It is these rich and expansive shots that Easter Egg hunters pore over for hours, trying to find a hint as to what else that storyline can provide. From an audience perspective, they are the scenes in which you most likely sit up and readjust your seating position to fully envelope. 

Commercially, if someone can open an audience member’s imagination to further adventures in a world, then there is a good chance that will pay for the pleasure.  

Twelve months ago, courtesy of Floating Rock co-founder Laurent Herveic, I met Marie Tricart and Guillaume Renier. They presented a vision for a next-generation studio that focused entirely on building better worlds. A vision encompassed their own creative and technical IP creation and working with triple-A license holders on bringing their stories to life. 


The Vision

Typically, today, visual effects pipelines keep the Art only at the early stage of the production process, using concepts and illustrations as guidelines for their development. Most of the time, those vibrant and engaging pieces of art get lost when technical challenges take over. With their broad knowledge of the VFX pipeline and experience building 3D environments on many feature films, 37Degrees aims to build an ecosystem where the Art Direction is maintained across the whole production. Breaking the gap between 'beautiful art' and 'feasible art'. Why would you aim for the moon and get the stars if you can have both? 37 Degrees is building a world-class creative team that can work closely with Directors and Supervisors to maintain a high-level vision from the beginning to the end of a project. From the first draft on paper to shapes, from shapes to extraordinary worlds.

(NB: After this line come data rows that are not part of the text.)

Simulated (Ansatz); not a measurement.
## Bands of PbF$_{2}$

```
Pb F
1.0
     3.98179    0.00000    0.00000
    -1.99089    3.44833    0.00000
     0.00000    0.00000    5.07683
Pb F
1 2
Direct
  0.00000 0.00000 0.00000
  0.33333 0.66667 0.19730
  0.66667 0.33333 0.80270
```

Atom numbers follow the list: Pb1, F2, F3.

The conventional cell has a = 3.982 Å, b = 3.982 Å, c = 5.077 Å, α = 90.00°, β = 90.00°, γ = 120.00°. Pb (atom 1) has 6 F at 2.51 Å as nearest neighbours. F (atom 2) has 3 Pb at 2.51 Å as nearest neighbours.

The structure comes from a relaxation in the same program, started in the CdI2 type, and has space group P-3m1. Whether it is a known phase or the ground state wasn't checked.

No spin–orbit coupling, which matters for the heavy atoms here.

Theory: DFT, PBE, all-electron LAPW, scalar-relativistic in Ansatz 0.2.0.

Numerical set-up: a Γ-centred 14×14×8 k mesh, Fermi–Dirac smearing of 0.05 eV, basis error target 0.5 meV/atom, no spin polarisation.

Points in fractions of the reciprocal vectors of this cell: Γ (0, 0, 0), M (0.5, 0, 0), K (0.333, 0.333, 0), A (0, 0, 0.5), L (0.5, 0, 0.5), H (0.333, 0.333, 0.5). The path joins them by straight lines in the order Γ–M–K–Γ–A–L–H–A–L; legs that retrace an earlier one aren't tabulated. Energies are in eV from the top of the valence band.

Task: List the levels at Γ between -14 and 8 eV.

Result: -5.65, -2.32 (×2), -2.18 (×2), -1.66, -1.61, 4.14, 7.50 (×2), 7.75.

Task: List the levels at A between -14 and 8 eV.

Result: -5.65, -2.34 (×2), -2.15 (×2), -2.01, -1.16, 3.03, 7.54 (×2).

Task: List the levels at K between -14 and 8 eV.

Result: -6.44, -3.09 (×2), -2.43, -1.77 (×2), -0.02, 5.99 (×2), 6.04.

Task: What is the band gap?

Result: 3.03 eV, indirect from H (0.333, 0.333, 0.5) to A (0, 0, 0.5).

By defining a new creative ecosystem, 37Degrees Studio aims to provide a unique solution to revolutionise how art is utilised throughout any production process. Working with a team of creative veterans, they will continue to push the boundaries of world-building with innovative technology and creative solutions, bringing both creative and technical IP to life. 

Moreover, to support its unique vision, 37Degrees Studio is also co-producing its own content. After exploring a new form of hybrid expression with 'Between Sky and Earth,' they are now working on a new hybrid kind of documentary series—an ambitious project, among others.


The 40,000lb gorilla - The Influence of generative AI on Art Departments

As we all know, the effect of generative AI art platforms is stirring up the conceptual art market and workflow. We have witnessed firsthand pitch decks for creative IP that only 18 months ago would have needed capital to fund conceptual art.

AI, despite its futuristic allure, is inherently tethered to the past. It analyses existing data and generates predictions based on patterns it identifies. However, this reliance on historical information means that AI systems inevitably inherit the biases and limitations in the datasets they are trained on. Consequently, these systems reproduce societal biases and perpetuate existing gaps in knowledge. The challenge lies in integrating meaningful human oversight into AI development to mitigate these issues.

To envision a more harmonious relationship between humans and AI, we can draw parallels with the interaction between a violinist and their instruments. A violinist possesses a nuanced control over their craft, leveraging physical gestures to translate artistic intent into tangible outputs – notes and melodies. In contrast, current interactions with generative AI feel distant and limited; they often amount to inputting text and receiving predetermined responses. Bridging this gap requires imbuing AI systems with a level of interpretive agency akin to that of a skilled musician, enabling them to dynamically interpret and respond to human input rather than simply regurgitating preprogrammed outputs. Achieving this would entail a fundamental shift in how we design and interact with AI, moving away from treating it as a black box and towards fostering a symbiotic relationship where human creativity and AI capabilities synergistically complement each other.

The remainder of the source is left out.